HARTFORD — One week before the fall election, Democratic nominee Dan Malloy and Delaware Gov. Jack Markell visited a Hartford small business and its green building site.
Markell, chairman of the Democratic Governors Association, praised Malloy for his “laser focus on creating more green jobs and his strong record of bringing new jobs to Stamford.”
The business, Crosskey Architects, is known for its net zero energy efficient affordable housing, according to a release from Malloy’s campaign.
And its one of the many small businesses across the country that are among Democrats and Republican’s watch list of crucial constituents this campaign season. Both political parties are hoping they won’t vent thier frustrations on them on election day.
Last month, House Democrats approved a bill to loosen credit and axe taxes for struggling small businesses.
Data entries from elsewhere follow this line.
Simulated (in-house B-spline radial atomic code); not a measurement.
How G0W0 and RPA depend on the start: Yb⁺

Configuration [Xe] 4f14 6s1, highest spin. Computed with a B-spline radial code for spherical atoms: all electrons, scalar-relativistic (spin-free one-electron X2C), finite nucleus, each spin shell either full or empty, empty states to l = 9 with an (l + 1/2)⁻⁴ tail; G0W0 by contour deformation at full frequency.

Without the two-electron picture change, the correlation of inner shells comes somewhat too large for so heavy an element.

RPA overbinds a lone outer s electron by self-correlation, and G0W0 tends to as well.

Despite that, a recent study shows that most small businesses are leaning Republican. According to he Discover Small Business Watch for October, 51 percent of small employers across the nation said a Republican-controlled Congress would be better for the economy, compared to 37 percent who leaned Democrat and 12 percent who said they were unsure.
In addition, the study asked which party best represented their interests. The responses then were as follows: 43 percent Republican, 40 percent Democrat. The other 17 percent were either unsure or chose another party.
Rasmussen Reports conducted the study, which polled 750 small-business owners with fewer than five employees between Oct. 10-12.